Unpacking Technical Debt: Why People Problems Drive Engineering Challenges

The premise that most technical problems are fundamentally human problems has a rich history, echoed by figures like Jeff Atwood in 2008, Bruce Eckel in 2007, and Gerald Weinberg as far back as 1985. This enduring insight highlights a critical aspect of software development and engineering.

I recall an experience at a company grappling with immense technical debt: millions of lines of untested code built on frameworks over a decade old. On one project, a market demand required migrating Windows-only modules to Linux. Instead of cross-compiling, another team opted for a straightforward copy-paste of hundreds of thousands of lines of code, simply swapping Windows-specific components for Linux ones. For those less technical, this creates a monumental issue: two divergent codebases. Any future feature or bug fix would require parallel implementation in both, leading to inevitable divergence and increased maintenance overhead. As a younger, more naive engineer, I was determined to rectify this.

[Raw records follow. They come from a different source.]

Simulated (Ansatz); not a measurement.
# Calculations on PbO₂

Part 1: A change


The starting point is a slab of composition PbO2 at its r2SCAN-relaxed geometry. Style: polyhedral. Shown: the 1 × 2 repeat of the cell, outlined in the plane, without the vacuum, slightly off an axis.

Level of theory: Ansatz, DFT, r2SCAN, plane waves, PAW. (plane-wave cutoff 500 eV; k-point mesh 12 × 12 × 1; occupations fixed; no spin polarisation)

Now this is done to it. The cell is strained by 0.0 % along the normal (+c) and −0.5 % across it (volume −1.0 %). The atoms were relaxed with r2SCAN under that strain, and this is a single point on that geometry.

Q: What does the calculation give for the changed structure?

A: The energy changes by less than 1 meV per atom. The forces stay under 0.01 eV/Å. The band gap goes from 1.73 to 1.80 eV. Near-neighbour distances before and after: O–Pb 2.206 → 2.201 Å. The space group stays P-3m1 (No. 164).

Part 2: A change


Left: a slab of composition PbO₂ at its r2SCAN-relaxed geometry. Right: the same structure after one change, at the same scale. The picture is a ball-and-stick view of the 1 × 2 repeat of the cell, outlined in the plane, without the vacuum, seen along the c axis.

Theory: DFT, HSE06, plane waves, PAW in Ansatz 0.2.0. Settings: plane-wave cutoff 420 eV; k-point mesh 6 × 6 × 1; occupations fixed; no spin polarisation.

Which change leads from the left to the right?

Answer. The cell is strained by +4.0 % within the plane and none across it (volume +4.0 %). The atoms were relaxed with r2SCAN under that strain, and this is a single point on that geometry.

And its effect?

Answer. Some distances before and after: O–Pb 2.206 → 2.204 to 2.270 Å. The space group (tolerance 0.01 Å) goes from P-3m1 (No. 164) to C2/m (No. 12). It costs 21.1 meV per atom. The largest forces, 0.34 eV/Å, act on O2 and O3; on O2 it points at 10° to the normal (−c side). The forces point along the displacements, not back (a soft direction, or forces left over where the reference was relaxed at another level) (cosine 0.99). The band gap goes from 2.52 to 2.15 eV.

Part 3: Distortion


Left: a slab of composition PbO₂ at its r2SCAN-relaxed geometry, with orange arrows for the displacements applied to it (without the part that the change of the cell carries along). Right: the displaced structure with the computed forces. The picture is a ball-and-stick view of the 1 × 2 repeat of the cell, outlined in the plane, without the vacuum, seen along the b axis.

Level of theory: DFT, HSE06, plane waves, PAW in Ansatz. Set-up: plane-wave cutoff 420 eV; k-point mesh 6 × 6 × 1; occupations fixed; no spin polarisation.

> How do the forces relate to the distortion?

The Human Element in Technical Challenges

Initiating projects aimed at addressing technical debt is inherently challenging, especially when advocating to management. Even if flawlessly executed, such projects often result in the software merely performing as it did before, without immediately visible new features. This particular project was no exception, and its optics were not favorable. Like many engineers, I initially "ignored the politics," focused solely on the technical work, and completed the task. However, the project extended beyond its timeline, and I consequently lost management's trust during the process.

It was then I realized I was attempting to solve a people problem with a purely technical solution. Many developers at the company were content maintaining the status quo, doing today what they had done yesterday, and for the past five years. As Andrew Harmel-Law aptly observes, code often mirrors the personalities of its creators. Individuals resistant to change tend not to design systems with future adaptability in mind.

Indeed, most technical problems originate as human problems. Consider the roots of technical debt: insufficient clarification of requirements, sales teams setting unrealistic deadlines, developers opting for familiar but outdated technologies, management prematurely canceling projects, or individual egos hindering the adoption of superior methods. The core impediment to our refactoring project was the implicit admission that acknowledging the need for change also meant confronting the company's flawed software development practices and the obsolescence of individual skillsets. While my small team worked to improve one module, other developers continued coding as they had for decades. One developer explicitly stated, "I don't want to learn anything new." This made it clear: you will never eliminate technical debt faster than others create it. It's akin to triage in an emergency room; you must first stop the bleeding before addressing the underlying issues.

Beyond the Engineering Ideal

This experience also disabused me of the common engineering ideal: a world where problems can be solved in isolation, devoid of "politics," where work speaks for itself, and where deadlines and even customers are distant concerns. Such an ideal rarely exists. The vast majority of projects involve non-technical stakeholders, and simply stating "trust us; we're working on it" is insufficient. I learned that the perception of your team's progress is just as crucial as the actual work accomplished.

Non-technical individuals often lack an intuitive understanding of the effort required for technical debt cleanup or its inherent value. Engineering teams must communicate this effectively through initial estimates and ongoing project updates. Unless leadership possesses an engineering background, the value of technical debt remediation must be quantified and framed in terms of its tangible business impact.

Cultivating "Heads Up" Engineers

These insights perhaps serve as preparation for more senior roles. In my view, anyone progressing beyond a senior engineer level requires strong cross-functional collaboration skills, regardless of whether they pursue a technical or management path. Educational institutions teach computer science; they typically don't teach how to navigate diverse personalities, egos, and personal blind spots.

I've had the privilege of working with exceptionally talented engineers, possessing profound technical knowledge across a multitude of technologies. Earlier in my career, I aspired to be this "engineer's engineer." However, I now recognize that my own personality doesn't align with a completely "heads-down" approach; I thrive with more varied engagement. While these intensely focused engineers possess considerable strengths and can be incredibly productive individual contributors, they may struggle with larger initiatives due to their singular focus—a single processor core has its limits. Equally valuable, perhaps, is the "heads-up coder": an individual who is deeply technical but also capable of stepping back, identifying project risks (both technical and non-technical), and adeptly guiding the team through them.